Mike Lindell Says 'God's Had His Hand' In Effort to Overturn 2020 Election

MyPillow CEO Mike Lindell, a prominent ally of former President Donald Trump, claimed that "God's had his hand" in the whole process that he and other Trump supporters have undertaken to overturn the 2020 election results—touting what he referred to as multiple "miracles" over the past several months.

Lindell—like Trump—continues to baselessly claim that the presidential election was "stolen" for President Joe Biden. These extraordinary allegations have already been thoroughly litigated in state and federal courts and wholly discredited. But the businessman continues to travel around the country, attending events where he promotes false claims and misinformation about the election results.

"God's had his hand in all of this," Lindell told an excited crowd at an Anaheim, California, "Health and Freedom Conference" on Saturday. A video of the remarks was uploaded to Lindell's website Frank Speech. "It was his timing. Can you imagine, if it would have happened earlier, you'd have all these people over here—they'd think they won and—and plus they don't want to accept that it was fraud."

The MyPillow CEO said that now that people are seeing Biden's policies "they are more open to seeing" that the election was fraudulent.
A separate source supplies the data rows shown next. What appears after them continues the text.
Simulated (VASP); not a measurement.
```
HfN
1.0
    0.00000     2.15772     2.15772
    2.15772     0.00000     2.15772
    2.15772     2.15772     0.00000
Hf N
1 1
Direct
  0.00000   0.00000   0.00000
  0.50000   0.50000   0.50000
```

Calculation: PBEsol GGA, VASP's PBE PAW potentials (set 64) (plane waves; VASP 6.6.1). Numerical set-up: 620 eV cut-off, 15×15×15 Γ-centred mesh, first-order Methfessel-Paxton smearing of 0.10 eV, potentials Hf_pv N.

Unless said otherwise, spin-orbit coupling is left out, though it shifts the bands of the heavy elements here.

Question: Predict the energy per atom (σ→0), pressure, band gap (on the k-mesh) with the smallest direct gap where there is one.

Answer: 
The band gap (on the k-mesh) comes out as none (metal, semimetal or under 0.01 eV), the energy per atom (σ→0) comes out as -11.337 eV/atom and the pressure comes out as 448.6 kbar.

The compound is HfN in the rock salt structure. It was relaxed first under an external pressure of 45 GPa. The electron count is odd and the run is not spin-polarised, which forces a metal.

"And I know, not I believe, I know this will be the greatest uniting of our country in history. And we will once again be one nation under God and it will be the biggest revival for Jesus in history."

Mike Lindell
My Pillow CEO Mike Lindell argued Saturday that "God's had his hand" in the effort to overturn the 2020 election results. In this photo, Lindell points to the crowd during a rally for then President Donald Trump at the Bemidji Regional Airport on September 18, 2020 in Minnesota. Stephen Maturen/Getty Images

Earlier in his speech, Lindell argued that there were several "miracles" over the past few months, saying these things allowed the truth to be revealed.

"God's had his hand in all of this, that's a miracle," he said.

Lindell argued that the fact that judges ruled against Trump's and his supporters' election challenges actually has allowed what he claims is the truth to be revealed. He also said that the fact that both of Georgia's Senate seats flipped from Republican to Democrat in the January run-off was another "miracle," claiming that this was obvious evidence of more voter fraud.

Despite Lindell's and Trump's claims, they have not provided evidence that substantiates their allegations. Dozens of election challenge lawsuits filed by Trump and his allies have failed in state and federal courts. Even judges appointed by Trump and other Republicans have rejected the allegations.

Meanwhile, audits and recounts in key battleground states—such as Georgia where the election was overseen by a pro-Trump Republican—have reaffirmed Biden's victory. The victories of Georgia's two Democratic senators, Raphael Warnock and Jon Ossoff, were also reaffirmed by audits of the run-off results.

Former U.S. Attorney General William Barr, who was widely viewed as one of Trump's most loyal Cabinet members, said in December that there was "no evidence" to substantiate the claims of widespread fraud. Furthermore, the Cybersecurity and Infrastructure Security Agency at the Department of Homeland Security asserted that the election was the "most secure in American history."

Lindell and other key Trump supporters appear to be pandering their claims about the election to right-wing Christian nationalists. The former president received substantial support from conservative Christians, with roughly 8 in 10 white evangelicals casting their ballots for him in 2016 and then again in 2020. This religious demographic tends to be politically animated by their staunch opposition to women's reproductive rights, LGBTQ rights, and greater legal protections for the transgender community.

The organization Christians Against Christian Nationalism, led by Amanda Tyler, earlier this month launched a new curriculum in a bid to address the surge in Christian nationalism across the country. Tyler's organization promoted the effort alongside fellow Christian group Vote Common Good, working with church and religious leaders in key conservative states to respond through biblical examples to the right-wing movement within American Christianity.

Newsweek reached out to Trump's press office for comment, but did not immediately receive a response.